As the "birther" controversy swelled around him, he stood before a national television audience seemingly poised to address the issue that launched his political career -- and then he spent 30 minutes delivering an infomercial about his new hotel. As the event was about to wrap, he tossed out a near-throwaway line: "President Barack Obama was born in the United States. Period."
Whatever game Trump was playing with the issue in the past few days, it backfired.
Trump never had much of a chance with African-American voters. They are traditionally among the most loyal Democratic supporters, and many black voters viewed Trump's championing of the birther movement since 2011 as a racist effort to delegitimize the first African-American president.
But for weeks, the real estate has been trying to appeal to African-Americans with visits to Detroit and Flint, Michigan, as well as speeches accusing the Obama administration of leaving too many black Americans behind in poverty or without good-paying jobs.
Those entreaties, in many cases, seemed to backfire. This week, he insulted a black pastor
from Flint as a "nervous mess" after she interrupted his speech to ask him not to deliver political attacks in her church.
And given the animosity toward Trump among African-Americans, the campaign's strategy seemed more keyed to assuaging concerns among some Republican voters and independents that Trump's rhetoric is racist.
The strategy of softening Trump's image among reluctant Republicans and independents showed some signs that it was working. This week, Trump's poll numbers inched up in battleground states, and the Clinton-Trump race nationally was deadlocked once again.
But Trump's curious moves Thursday night and Friday were a reminder of how quickly his effort can go off the rails.
Black congressional leaders, along with Clinton's campaign, pilloried Trump's brief statement on Obama's birthplace -- which was not an apology, an explanation or even an admission that he was the loudest promoter of the birther movement.
At a press conference, member of the Congressional Black Caucus urged voters to register and get out and vote this November.
"We are used to dog whistles, but the thing we are not used to are the howls of wolves. These are howls, not whistles," said Rep. James Clyburn of South Carolina.
That disdain for Trump could well become an asset to Clinton's campaign, particularly among younger African-American voters who aren't excited about her candidacy and might have otherwise stayed home.
Moreover, Trump was widely derided Friday for his false claim that "Hillary Clinton and her campaign of 2008 started the birther controversy" and that "I finished it."
Clinton's campaign manager, Robby Mook, called Trump's actions "disgraceful."
"After five years of pushing a racist conspiracy theory into the mainstream, it was appalling to watch Trump appoint himself the judge of whether the President of the United States is American," Mook said in a statement. "This sickening display shows more than ever why Donald Trump is totally unfit be president."

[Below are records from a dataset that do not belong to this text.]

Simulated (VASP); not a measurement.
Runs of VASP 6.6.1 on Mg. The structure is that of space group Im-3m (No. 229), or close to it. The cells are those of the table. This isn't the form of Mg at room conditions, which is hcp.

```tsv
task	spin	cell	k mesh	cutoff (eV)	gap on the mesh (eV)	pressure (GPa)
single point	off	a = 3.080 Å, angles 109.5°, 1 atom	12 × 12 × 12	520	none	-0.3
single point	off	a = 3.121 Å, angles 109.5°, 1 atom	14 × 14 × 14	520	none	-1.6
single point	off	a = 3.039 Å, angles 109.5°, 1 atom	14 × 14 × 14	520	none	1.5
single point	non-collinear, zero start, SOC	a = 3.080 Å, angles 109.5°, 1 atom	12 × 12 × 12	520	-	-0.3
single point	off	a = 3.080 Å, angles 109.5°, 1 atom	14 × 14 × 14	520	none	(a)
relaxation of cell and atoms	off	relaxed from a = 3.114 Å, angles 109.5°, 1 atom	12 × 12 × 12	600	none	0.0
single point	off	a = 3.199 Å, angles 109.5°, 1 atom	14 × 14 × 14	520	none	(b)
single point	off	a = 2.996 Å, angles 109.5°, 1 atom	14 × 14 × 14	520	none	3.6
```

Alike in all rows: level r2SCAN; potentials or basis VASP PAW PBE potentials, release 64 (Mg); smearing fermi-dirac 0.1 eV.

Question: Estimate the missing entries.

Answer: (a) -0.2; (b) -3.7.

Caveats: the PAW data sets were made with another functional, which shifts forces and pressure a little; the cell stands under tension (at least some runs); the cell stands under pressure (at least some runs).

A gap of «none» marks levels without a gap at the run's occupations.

While some 2008 supporters of Clinton used Internet blogs to raise questions about Obama's birthplace, the Clinton campaign never promoted the conspiracy theories. The Clinton campaign, in fact, severed ties with a volunteer coordinator in Iowa who forwarded an email promoting the birther conspiracy, according to Clinton's 2008 campaign manager, Patti Solis Doyle.
Clinton's campaign clearly intends to use Trump's puzzling revival of the birther controversy as its latest illustration of why he is not fit to be commander in chief. Her campaign argued Friday that Trump's embrace of the birther movement "turned Trump from an ordinary reality TV star into a political figure."
"Trump has spent years peddling a racist conspiracy aimed at undermining the first African-American president," Clinton's campaign tweeted. "He can't just take it back."
While this issue is sure to rage on -- and come up in first the debate between Clinton and Trump -- the current commander in chief apparently is ready to turn to other topics.
"I think when the President released the long form version of his birth certificate in this room five years ago he was hoping that people would move on," White House Press Secretary Josh Earnest said in the White House briefing room.
"With regard to an apology" from Trump, Earnest said, "I don't think the President much cares."